OF THE HOUR GLASS AND THE MOVIN G IMAGES OF
ETERNITY IN THE WORKS OF SANGEETA GUPTA
Dr. Aparna Roy Baliga
Shiva, the ultimate creator, does his Tandava to destroy all that has become irrelevant and unnecessary, and in the process creates a new world order. The time and space zones only exist in our mind and they are only relative in its quantification. For the spirit time and space do not matter.
My concern is to connect, with myself and for that one needs to do one’s Tandava, one’s own dance and then liberate oneself of the mundane to reach one’s core. Ujjain, Mahakaal and Mahakumbh all inspire one to do one’s dance and connect to one’s inner self “The Spirit.”
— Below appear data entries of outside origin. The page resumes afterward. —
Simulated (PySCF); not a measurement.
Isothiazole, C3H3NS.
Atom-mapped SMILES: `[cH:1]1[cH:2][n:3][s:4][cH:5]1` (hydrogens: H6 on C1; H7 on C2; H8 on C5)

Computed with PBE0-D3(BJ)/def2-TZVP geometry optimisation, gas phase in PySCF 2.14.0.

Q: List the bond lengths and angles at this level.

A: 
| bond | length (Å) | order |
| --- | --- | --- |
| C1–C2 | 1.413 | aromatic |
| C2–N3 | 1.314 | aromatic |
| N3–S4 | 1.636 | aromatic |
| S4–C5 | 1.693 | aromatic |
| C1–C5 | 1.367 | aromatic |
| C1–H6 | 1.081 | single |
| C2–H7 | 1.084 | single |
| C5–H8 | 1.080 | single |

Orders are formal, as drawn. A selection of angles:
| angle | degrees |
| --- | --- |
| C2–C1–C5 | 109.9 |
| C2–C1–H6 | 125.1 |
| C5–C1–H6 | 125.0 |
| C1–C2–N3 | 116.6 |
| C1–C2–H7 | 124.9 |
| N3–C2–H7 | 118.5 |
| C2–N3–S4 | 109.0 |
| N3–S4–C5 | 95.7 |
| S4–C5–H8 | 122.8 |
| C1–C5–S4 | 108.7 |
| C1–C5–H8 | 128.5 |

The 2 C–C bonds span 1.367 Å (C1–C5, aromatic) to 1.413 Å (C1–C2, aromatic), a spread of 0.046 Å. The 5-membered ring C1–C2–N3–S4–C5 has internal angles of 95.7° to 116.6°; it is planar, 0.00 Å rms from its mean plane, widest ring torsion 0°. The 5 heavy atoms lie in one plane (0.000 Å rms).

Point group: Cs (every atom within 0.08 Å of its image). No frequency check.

I have painted the dance playing with yellow, red and orange which are meditative pure and intense as the Prana itself.
Sangeeta Gupta
The work of Sangeeta Gupta goes beyond the temporal physical space; it’s the retinal sensation of surfaces which comes after intellectual sieving. She doesn’t directly paint what she sees around herself, the forms are not describable. While one tries to trace the sources of the images one reaches the actual painting activity or the non-objective arrival of the patterns, textures and splashes. Paul Klee in his Thinking Eye speaks about the artist’s mission to penetrate as far as may be towards that secret ground where the primal law feeds growth. If one extends the word primal one is also reminded about the word essential/elemental. She mentions about the Panchata ttva:Kshiti,tej,ap,marut,vyom, the five constituents of nature which is being represented by her rather than the entire objective presence of the world. She moves away from her early figurative works and looks away from the particular body to the idea of its presence. Borders are fluid between sensation, imagination and memory. She does not perceive the objects as they are but how they act upon her, her responses to them. Memories of Gaitonde, Nasreen, Raza and Swaminathan often pass in a fleeting moment. Their attempts of gleaning from the philosophical traditions of Zen, Sufism and other philosophical thoughts find a resonance in the works of Sangeeta Gupta. She engages with diverse creative forms like painting, photography and film. She learnt painting from Sanat Roy while she was posted in Kolkata and also had her first solo there in 1995. She is also an avid reader of poetry and philosophy and has quite a number of publications to her credit. Her job which makes her travel from one place to the other informs her about the varied experiential realities which get registered on the surfaces of her canvas. The textures often play the dual role as the physical presence of the paint or the deliberations of a painter in formal experiments of mark making tracing the remnants of her visual journey in Benares of the rich textiles, the memories of the warp and the weft and the textured woven drapes.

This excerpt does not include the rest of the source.